In this part our goal is to reach the goal state G from the starting state S without visiting the hole states H. That is, while trying to reach the goal state G from the starting state S, if the agent visits the hole states H,then it will fall into the hole and die as Figure shows:

![image.png](attachment:image.png)

• S implies the starting state

• F implies the frozen states

• H implies the hole states

• G implies the goal state

## Solving the problem with value iteration
In the previous part, we learned about the Frozen Lake environment. we want the agent to avoid the hole states H to reach the goal state G.
How can we achieve this goal? That is, how can we reach state G from S without
visiting H? We learned that the optimal policy tells the agent to perform the correct
action in each state. So, if we find the optimal policy, then we can reach state G
from S without visiting state H. Okay, how can we find the optimal policy? We
can use the value iteration method we just learned to find the optimal policy.

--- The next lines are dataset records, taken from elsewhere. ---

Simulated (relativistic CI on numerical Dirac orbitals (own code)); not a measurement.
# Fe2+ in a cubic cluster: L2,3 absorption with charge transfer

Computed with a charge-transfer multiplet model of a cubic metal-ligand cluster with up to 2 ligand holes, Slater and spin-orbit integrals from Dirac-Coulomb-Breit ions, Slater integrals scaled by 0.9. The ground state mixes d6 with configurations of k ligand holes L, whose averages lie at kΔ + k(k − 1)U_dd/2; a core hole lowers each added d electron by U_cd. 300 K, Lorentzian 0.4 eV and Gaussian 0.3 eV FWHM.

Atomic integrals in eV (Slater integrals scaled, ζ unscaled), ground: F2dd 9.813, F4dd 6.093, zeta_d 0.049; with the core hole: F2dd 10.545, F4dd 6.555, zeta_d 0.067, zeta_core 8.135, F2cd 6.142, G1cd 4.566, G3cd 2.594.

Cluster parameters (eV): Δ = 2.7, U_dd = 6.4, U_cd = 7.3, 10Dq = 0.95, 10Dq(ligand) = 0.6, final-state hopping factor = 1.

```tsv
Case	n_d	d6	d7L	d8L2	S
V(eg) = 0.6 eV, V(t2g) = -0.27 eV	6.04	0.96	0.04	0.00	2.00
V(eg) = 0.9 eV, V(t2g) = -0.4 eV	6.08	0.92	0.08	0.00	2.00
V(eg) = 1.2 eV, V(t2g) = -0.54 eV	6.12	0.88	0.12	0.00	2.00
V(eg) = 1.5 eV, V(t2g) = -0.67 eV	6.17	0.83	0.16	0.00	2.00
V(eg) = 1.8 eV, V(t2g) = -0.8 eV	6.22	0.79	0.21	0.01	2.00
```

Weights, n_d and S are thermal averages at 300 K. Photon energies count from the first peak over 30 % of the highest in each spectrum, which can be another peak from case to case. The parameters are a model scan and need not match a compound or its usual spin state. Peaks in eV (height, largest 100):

Remember that all our states (S to G) will be encoded from 0 to 16 and all four
actions—left, down, up, right—will be encoded from 0 to 3 in the Gym toolkit.

In [1]:
# First, let's import the necessary libraries:
import gym
import numpy as np

# Now, let's create the Frozen Lake environment using Gym:
env = gym.make('FrozenLake-v1')
env.reset()
env.render()

  deprecation(
  deprecation(
If you want to render in human mode, initialize the environment in this way: gym.make('EnvName', render_mode='human') and don't call the render method.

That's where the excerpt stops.